The arguments are parsed into recipes and arguments to those recipes, and
finally those recipes are run with Justfile::run_recipe
, which actually
executes each recipe, and all dependencies.
Testing
just
takes files, parses commands out of those files, and then runs them. I
am acutely aware of how this might go wrong, and would feel real bad if
just
somehow got confused and ran a command that nuked someone's hard drive.
Because of this, I go pretty crazy with testing. There are four kinds of tests: unit tests, integration tests, fuzz testing, and ecosystem-wide regression testing.
Unit Testing
Unit tests are spread around the codebase, in submodules named tests
. Each
tests
submodule contains tests for whatever's in the containing module.
I'm not strict about covering everything with unit tests, but I do cover everything with integration tests. If something doesn't seem to be tested in a unit test, it's probably tested in an integration test.
Integration Testing
Integration tests are in the
tests subdirectory, roughly
organized by topic. The vast majority are in
tests/integration.rs,
which test a full run of the just
binary, supplying standard input, args, and
a justfile, and checking that standard output, standard error, and the exit
code are correct.
Fuzz Testing
Fuzz testing was contributed to just
by
@RadicalZephyr, and is located in the
fuzz directory. It generates
random strings and feeds them to the parser. (NOT THE RUNNER, DEFINITELY NOT
THE RUNNER.) If the parser succeeds or returns an error, that's a successful
run. If the fuzzer is able to trigger a panic, then it's found a bug that needs
to be fixed.
Regression Testing
Since a lot of people have written
a lot of justfiles,
I want to make sure I don't break them when I update just
.
To do this, I wrote a tool called janus. Janus is inspired by Rust's crater.
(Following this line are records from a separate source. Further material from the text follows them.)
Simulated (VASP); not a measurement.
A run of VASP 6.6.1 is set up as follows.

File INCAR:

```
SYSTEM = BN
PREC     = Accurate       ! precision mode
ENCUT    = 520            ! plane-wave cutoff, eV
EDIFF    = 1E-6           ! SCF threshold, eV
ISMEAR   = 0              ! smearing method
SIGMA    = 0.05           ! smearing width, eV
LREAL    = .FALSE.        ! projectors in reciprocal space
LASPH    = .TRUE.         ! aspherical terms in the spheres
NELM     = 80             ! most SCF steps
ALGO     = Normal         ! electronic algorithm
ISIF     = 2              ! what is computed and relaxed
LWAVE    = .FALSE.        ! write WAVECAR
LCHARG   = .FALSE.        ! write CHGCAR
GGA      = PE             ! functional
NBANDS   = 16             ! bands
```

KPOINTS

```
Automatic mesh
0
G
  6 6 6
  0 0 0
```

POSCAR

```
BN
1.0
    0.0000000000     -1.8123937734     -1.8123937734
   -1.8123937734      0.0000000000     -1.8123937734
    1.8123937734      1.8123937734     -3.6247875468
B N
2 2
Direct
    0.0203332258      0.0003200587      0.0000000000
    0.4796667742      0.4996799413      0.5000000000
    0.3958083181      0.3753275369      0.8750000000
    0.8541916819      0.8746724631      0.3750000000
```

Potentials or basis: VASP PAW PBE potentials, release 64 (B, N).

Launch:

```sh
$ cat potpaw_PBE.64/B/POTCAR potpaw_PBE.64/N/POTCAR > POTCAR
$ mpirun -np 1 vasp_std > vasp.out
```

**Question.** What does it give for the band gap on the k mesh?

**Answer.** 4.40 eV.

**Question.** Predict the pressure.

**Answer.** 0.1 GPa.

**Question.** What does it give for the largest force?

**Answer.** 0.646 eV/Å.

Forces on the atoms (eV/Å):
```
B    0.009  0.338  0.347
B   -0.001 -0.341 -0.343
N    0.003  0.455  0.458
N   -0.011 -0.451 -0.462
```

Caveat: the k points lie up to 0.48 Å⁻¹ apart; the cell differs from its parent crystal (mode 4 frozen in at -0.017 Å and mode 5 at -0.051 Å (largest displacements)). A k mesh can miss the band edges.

Janus downloads all the justfiles that it can find on GitHub, and then compares
how two versions of just
compiles those justfiles. The two versions of just
are usually the latest release, and a new version with a big, scary change.
Janus compiles all justfiles with both versions, and then compares the result.
Ideally, every valid justfiles parses into the same Justfile
with both
versions, and every justfile with an error produces the same error.
Wrapping Up
That's everything I can think of! Ultimately, much of how you organize your Rust programs comes down to personal preference, so just start mashing the keyboard, see what works, and iterate on whatever doesn't.
glhf!